Stamina, Strength, Dribbling, Acceleration: Co-efficient are 0.010, 0.195, 0.159, -0.040 indicating a positive relationship for Stamina, Strength, Dribbling and a negative relationship for Acceleration and that for every point increase in Stamina, Strength, Dribbling, the response variable overall rating increases by 0.010, 0.195, 1.159. For acceleration, 1 point increase will result in decrease of 0.040.
The p-values give that strength, dribbling and acceleration are highly significant to the overall rating whereas stamina is also significant but now by a big margin.

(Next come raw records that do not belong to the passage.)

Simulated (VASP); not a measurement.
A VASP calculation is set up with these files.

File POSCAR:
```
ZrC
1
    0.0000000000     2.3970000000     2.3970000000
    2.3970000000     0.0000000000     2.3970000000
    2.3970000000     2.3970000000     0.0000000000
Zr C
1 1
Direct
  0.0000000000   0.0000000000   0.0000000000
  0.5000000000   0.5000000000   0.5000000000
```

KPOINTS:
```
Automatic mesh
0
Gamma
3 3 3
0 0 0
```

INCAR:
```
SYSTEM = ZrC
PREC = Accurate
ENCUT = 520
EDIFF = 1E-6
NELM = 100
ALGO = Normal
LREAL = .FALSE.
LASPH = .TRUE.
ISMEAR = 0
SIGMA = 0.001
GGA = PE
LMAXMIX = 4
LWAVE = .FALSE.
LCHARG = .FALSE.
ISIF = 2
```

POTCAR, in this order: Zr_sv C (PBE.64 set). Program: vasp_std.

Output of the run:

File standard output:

# Calculate fitted values and residuals
fitted_values <- model$fitted.values
residuals <- model$residuals
# Plot Residuals vs Fitted Values
plot(fitted_values, residuals,
xlab = "Fitted Values (hat{y})",
ylab = "Residuals",
main = "Residuals vs. Fitted Values")
abline(h = 0, col = "red") # Horizontal line at 0
A lot of variances of the error terms are consistent towards the higher fitted values indicating better model fit at higher values and poor model fit towards lower values.
par(mfrow = c(2, 2)) # Arranges plots in a 2x2 grid
plot(model$model$stamina, resid(model),
xlab = "Stamina", ylab = "Residuals", main = "Residuals vs Stamina")
plot(model$model$strength, resid(model),
xlab = "Strength", ylab = "Residuals", main = "Residuals vs Strength")
plot(model$model$dribbling, resid(model),
xlab = "Dribbling", ylab = "Residuals", main = "Residuals vs Dribbling")
plot(model$model$acceleration, resid(model),
xlab = "Acceleration", ylab = "Residuals", main = "Residuals vs Acceleration")
We can see that Strength has the most linear relationship with the Strength and Acceleration. But Stamina and Dribbling contribute more towards the non-linearity with overall rating.
# QQ-Plot
qqnorm(residuals)
qqline(residuals, col = "red")
We can see that towards the start and tail end, there is a deviation of the samples indicating that it’s not a normal distribution of the residuals.
plot(cooks.distance(model), type = "h", main = "Cook's Distance by Observation",
ylab = "Cook's Distance", xlab = "Observation Index")
abline(h = 4 / length(cooks.distance(model)), col = "red", lty = 2)
We can see that there are a lot of values especially towards the tail end having a strong impact on the model fit.
The residuals vs fitted values indicate patterns suggesting that the relationships between predictors and the response are not entirely linear.
There is Heteroscedasticity because the spread of residuals increases with fitted values. This affects the reliability of standard errors.
Towards the start and the tail end of the Q-Q plot the residuals are not normally distributed.
With Cook’s D we can see that there are observations with high Cook’s distance towards the tail end indicating the presence of outliers.
The coefficient for strength is 0.1947, suggesting that for each one-unit increase in a player’s strength, the expected value of the overall rating increases by approximately 0.195 units, assuming other variables remain constant. This relationship is statistically significant, with a p-value less than 0.001, indicating strong evidence that strength has a positive impact on overall rating.